The bottom chord is connected to the column with L3x3 at top and bottom of the channel. it's a pretty flexible connection just for the sake of continuing the bottom chord. it should act as a pinned connection? what do you think?

 

[rb1957]

the top chord isn't connected to the column ?

lower chord only would be a pinned joint

 

[lkjh345]

My 2 cents:

Am I reading something wrong: Your taking the reaction into an existing 25' tall TS 4x4 column? Is the column braced in both axis somewhere along the 25' height?

FWIW: I disagree with connecting the bottom chord at all. This connection will attempt to 'fix' the truss end until it fails. With a very small column size (TS4x4) any moment introduced into the column could be too much. JMHO, but I would not attach the bottom chord at all.

 

[faromic80]

I am reinforcing the TS4x4 with 2 MC7x19.1 at it's sides. It is unbraced along it's height. the top chord is currently connected to the existing TS4x4 by a 3 bolt shear tab connection. So it's pinned I am reinforcing the TS col below the existing top chord for the increased vertical load. so I'm assuming a pin connection because of the concentric connection and no moment at the connection....

 

[OzEng80]

I really think it is worth while modeling the frame in its entirety to get insight into the moment the column will attract. Two 'pinned' connections still achieve fixity to the column due to the distance/lever arm between the connections - the connection does not permit rotation.

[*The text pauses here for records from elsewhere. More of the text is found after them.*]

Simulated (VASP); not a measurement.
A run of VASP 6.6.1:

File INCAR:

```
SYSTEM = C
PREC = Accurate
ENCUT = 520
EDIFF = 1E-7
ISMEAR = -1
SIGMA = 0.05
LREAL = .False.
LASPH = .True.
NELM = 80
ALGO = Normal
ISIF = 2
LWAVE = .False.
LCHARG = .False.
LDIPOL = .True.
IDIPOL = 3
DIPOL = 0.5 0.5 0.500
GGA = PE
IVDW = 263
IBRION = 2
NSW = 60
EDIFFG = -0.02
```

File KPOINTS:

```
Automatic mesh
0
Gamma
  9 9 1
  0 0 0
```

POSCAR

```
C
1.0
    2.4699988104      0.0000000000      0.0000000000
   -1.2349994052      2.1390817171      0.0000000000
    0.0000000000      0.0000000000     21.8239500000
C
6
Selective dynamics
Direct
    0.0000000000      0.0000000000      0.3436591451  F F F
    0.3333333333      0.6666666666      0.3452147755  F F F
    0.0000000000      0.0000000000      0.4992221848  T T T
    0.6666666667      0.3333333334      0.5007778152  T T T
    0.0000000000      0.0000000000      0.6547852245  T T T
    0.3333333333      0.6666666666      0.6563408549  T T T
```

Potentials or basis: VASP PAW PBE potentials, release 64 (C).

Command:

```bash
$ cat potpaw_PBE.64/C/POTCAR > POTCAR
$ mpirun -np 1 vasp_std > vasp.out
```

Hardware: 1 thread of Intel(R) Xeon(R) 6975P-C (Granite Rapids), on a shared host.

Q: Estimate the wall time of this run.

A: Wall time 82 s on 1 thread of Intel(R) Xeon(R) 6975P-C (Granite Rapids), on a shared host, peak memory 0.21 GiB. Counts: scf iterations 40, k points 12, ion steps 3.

It is my interpretation that a 'roller' assumption should not be assumed in the frame design unless the horizontal deflection determined in the analysis can actually be achieved. Unless slotted holes are detailed, the truss's rotation will be prevented by the column fixings inducing moment into the column - all a function of the relative stiffnesses of the elements.

Note that even in a true 'pinned' connection, the load is still eccentric to the column CL and some moment will result - P delta effects need to be considered with any horizontal deflections.

Cheers

 

[csd72]

At a minimum you should apply the load at the face of the column.

 

[rb1957]

if both chords are pinned, then the overall truss beam is effectively fixed at the ends. if the top chord is already attached to the column, then leaving the bttm chord unattached (as ljkh posted) would make the truss pinned.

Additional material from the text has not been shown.